The world already got a significant dose of Tyrese Gibson in 2015 in the form of Furious 7, the April release that was his fourth entry in the indomitable Fast and the Furious series — one of two multi-billion-dollar movie franchises with which he’s associated, the other being the Transformers films. But to experience the more personal and less literally steely side of Tyrese, you’ll have to pick up Black Rose, which includes two stylistically distinct discs devoted to breaking down his R&B and hip-hop sides.

Do note that this window into his musical soul is a limited-time offer, as they say. Because Tyrese has declared that Black Rose is his last solo album, ever. He’s well aware that 36 is a little bit shy of retiring age, but he’s quite serious about calling it quits on a recording career, and using Black Rose to go out on a high.

“It’s definitely not a PR stunt,” Tyrese emphasizes. “When I say it’s my last, that’s exactly what I mean. I’ll still jump on a song. I’ll do a collaboration. I might do another album with TGT, with Ginuwine and Tank. But as far as solo records, this is it for me.”

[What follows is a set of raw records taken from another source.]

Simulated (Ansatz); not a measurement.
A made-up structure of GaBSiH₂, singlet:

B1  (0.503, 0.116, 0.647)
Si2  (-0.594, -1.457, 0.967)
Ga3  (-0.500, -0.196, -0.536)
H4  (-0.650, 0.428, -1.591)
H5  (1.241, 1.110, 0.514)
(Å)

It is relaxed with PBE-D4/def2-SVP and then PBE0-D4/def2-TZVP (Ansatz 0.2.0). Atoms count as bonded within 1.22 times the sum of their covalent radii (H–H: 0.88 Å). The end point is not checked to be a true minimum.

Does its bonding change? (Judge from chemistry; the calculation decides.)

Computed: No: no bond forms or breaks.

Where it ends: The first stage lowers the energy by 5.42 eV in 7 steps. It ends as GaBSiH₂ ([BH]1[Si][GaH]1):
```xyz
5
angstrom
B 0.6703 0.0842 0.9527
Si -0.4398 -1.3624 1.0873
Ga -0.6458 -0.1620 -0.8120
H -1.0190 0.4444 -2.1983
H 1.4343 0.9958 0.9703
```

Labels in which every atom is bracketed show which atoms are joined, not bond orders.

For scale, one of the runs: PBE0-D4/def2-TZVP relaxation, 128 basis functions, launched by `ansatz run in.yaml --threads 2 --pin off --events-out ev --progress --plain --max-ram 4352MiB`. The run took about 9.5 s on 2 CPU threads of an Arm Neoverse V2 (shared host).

You don’t know Tyrese if you don’t expect him to make his exit from music-making with a bang. To that end, he’s exhausting everything in his musical arsenal.

“I’m hoping to make history,” he declares. “I’m hoping to be the first person ever to have unleashed this level of content all at one time in the history of show business.” By that he means not just his presence on platforms like Instagram, Twitter, and Facebook, which is already unfiltered, daily, and robust, but other multi-media releases that will be attendant with the new album.

“I’m giving ‘em a double album: one side with me rapping, the other side with me singing. I’m giving them a book” (his follow-up to his previous two New York Times bestsellers, How to Get Out of Your Own Way and Manology). “And I’m giving them an audio version of the book, which I’m going to put music underneath, using instrumentals from my double album along some original music that we’re going to score.”

If that’s not enough, throw in a sure-to-be-buzzed-about short film: “Shame,” a 22-minute Paul Hunter-directed mini-movie built around the intensely emotional ballad of the same name. Playing a troubled R&B bandleader from a bygone era, Tyrese co-stars with Jennifer Hudson, who portrays his long-suffering wife and backup singer. In “Shame,” the fictional Tyrese abuses substances and women alike. It’s a self-generated role that takes Gibson back to his gritty origins as an actor, when he first made an impression as Jody in John Singleton’s 2001 drama Baby Boy.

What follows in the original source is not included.